Judging the Royals

The Royals beat the Tigers 13-2: How a pitcher’s duel becomes a blowout

Detroit Tigers relief pitcher Warwick Saupold
Detroit Tigers relief pitcher Warwick Saupold AP

For six innings, Game 3 of the Royals-Tigers series was a pitcher’s duel. Both starting pitchers, Jason Hammel and Matthew Boyd, had pitched well and the score was 2-2 going into the seventh inning.

But Boyd started the seventh by giving up two doubles and the lead.

With the score 3-2 and nobody out, Boyd had thrown 98 pitches and was about to start a fourth trip through the Royals order. Time for the Tigers to go to the bullpen.

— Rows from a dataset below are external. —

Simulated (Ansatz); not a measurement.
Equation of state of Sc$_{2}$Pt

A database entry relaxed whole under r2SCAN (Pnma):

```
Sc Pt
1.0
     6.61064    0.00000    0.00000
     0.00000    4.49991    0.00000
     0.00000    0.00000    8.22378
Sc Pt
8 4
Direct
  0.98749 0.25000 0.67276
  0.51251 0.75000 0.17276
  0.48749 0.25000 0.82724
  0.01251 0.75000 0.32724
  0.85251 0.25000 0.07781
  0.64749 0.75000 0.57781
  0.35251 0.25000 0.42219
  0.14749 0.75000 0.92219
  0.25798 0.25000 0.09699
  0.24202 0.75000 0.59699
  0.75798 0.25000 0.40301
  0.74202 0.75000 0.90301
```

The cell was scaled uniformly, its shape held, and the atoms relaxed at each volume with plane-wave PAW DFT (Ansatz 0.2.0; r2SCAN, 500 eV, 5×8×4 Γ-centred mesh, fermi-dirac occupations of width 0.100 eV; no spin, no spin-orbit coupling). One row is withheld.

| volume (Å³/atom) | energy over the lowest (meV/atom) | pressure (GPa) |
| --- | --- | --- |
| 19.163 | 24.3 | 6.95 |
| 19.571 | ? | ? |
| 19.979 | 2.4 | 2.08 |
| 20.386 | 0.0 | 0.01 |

Detroit reliever Warwick Saupold got the call.

The game’s turning point

Pitchers do not have the same quality stuff every night, so every time a manager brings in a new pitcher nobody knows for sure how that guy is going to pitch and that often includes the pitcher.

Saupold came into Wednesday night’s game with an ERA of 3.81 and in 25 of 36 appearances hadn’t allowed an earned run. Saupold’s job was to hold the Royals to a one-run lead and give the Tigers’ offense a chance to come back.

But on Wednesday night, Saupold didn’t have it. He gave up three straight hits and by the time Saupold left the mound, the score was 5-2.

For the Tigers, things would go downhill from there.

How things go from bad to worse

Big-league managers can never say they gave up on a game because that sounds bad. But you can often tell what a manager is thinking by the relievers he uses.

Most of the time, smart managers do not burn quality relief innings in games they’re unlikely to win.

So down by three runs in the seventh inning, Tigers manager Brad Ausmus went to Jairo Labourt, a rookie with two innings in the big leagues: not the move a manager makes if he’s going all out to win. After a pitch went to the backstop and Lorenzo Cain scored, the Tigers went into the bottom of the seventh down 6-2.

Ned Yost had the lead, so in the bottom of the seventh, he could go to one of his best relievers: Peter Moylan.

The Tigers didn’t score in the seventh and in the top of the eighth, Ausmus used Joe Jimenez, another rookie pitcher; Jimenez got battered.

Ausmus then went to another rookie pitcher, Zac Reininger, and he also got lit up. By the time the top of the eighth inning was over, the Royals were up 13-2.

So to sum up:

The Tigers were already losing by multiple runs so Ausmus ran three rookies to the mound to see what they could do and the rookies got knocked around the yard.

Ausmus did use a quality reliever in the ninth inning, Shane Greene, and when that happens — a good pitcher used in a blowout — check the last time the pitcher appeared. Greene hadn’t pitched since September 1, so he was probably just getting in some work.

The opponent matters

There is a tendency for fans to think that when their team hits it’s because they’re good hitters and when their team doesn’t hit it’s because they’re lousy hitters.

But as Wednesday night’s game showed, the pitcher matters.

The Royals didn’t suddenly figure out how to hit in the seventh and eighth innings; in those two innings they got to face a good reliever who was having an off night and three rookies who appeared to be overmatched. Then, when a quality reliever came in to pitch the ninth inning, the Royals suddenly turned human again and only managed one hit.

Tonight the Royals start a four-game series against the Twins.

Whichever team has the lead when their starting pitcher is finished will have the advantage. With a lead, the manager can use the better relievers in his pen; if his team is behind, the manager might have to use some relievers who are scuffling.

And that’s how a pitcher’s duel becomes a blowout.